As a friend of Din Djarin’s once said: Hey look, everyone, it’s Mando!

Disney+ Watch Guide | The Mandalorian

More than two years after the spectacular conclusion of The Mandalorian’s second season, and more than a year after Mando and Grogu stole the spinoff on The Book of Boba Fett, the face (or, at least, the helmet) of Star Wars TV has returned. Wednesday’s Season 3 premiere, “The Apostate”—written by series creator Jon Favreau and helmed by returning director and executive producer Rick Famuyiwa, who’ll also oversee the season’s last two installments—is a slick, if overly familiar, reminder of what makes The Mandalorian work. Mando and Grogu visit three planets and see a few old friends. They do battle with a massive creature, engage in a standoff that ends in a hail of blaster bolts, and dogfight in an asteroid field. Grogu, the beloved bad baby, remains incredibly cute. The effects are still strong, the score is still thrilling, and the script is still stuffed with jokes, Easter eggs, and tantalizing allusions to Star Wars lore. And all of the action and scene-setting happens in half an hour.
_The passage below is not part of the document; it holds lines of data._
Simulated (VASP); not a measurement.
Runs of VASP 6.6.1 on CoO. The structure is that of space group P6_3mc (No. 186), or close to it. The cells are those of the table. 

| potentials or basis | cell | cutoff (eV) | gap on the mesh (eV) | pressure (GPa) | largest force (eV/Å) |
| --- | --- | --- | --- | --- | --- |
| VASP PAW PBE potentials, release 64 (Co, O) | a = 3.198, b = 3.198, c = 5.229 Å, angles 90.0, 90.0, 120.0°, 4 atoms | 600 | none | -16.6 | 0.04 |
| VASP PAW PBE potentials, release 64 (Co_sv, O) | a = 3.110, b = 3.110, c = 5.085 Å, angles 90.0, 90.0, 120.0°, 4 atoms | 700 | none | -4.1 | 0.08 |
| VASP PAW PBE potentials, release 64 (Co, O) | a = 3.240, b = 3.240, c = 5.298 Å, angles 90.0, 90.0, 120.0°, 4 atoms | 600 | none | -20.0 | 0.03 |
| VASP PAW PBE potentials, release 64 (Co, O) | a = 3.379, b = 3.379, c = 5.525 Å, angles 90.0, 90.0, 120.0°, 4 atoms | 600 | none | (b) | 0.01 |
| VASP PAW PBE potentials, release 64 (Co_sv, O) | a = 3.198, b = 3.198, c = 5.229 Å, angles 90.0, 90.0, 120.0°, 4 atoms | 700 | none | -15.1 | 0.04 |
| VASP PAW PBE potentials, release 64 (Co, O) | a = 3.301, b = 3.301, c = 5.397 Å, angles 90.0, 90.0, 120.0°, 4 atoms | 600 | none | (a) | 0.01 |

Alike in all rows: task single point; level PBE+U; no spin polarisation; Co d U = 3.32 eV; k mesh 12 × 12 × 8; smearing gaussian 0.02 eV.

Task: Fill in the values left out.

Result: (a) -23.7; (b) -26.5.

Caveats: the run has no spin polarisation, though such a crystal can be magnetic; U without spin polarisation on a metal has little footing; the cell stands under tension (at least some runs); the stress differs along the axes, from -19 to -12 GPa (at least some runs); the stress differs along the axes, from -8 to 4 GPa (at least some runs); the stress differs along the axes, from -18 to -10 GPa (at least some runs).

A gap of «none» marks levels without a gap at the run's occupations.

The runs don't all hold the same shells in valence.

“A lot has changed around here,” Mando muses on the new Nevarro. But the old formula that immediately made The Mandalorian the star of Star Wars also powers “The Apostate”—and it’s as sturdy and endearing as it was when it debuted in late 2019. The premiere doesn’t shed a lot of light on any of the core questions fans had entering this season, and it doesn’t introduce many new ideas or raise the series’ stakes. It’s an episode designed to reorient the audience after a lengthy layoff, so it’s prone to repetition, and it wouldn’t stand out to future viewers in a full-series binge. But it does efficiently, charmingly, and thrillingly remind those of us watching year-to-year and week-to-week where we’ve been, while also enticingly laying out where we’re going. More importantly, it makes us want to keep taking the trip.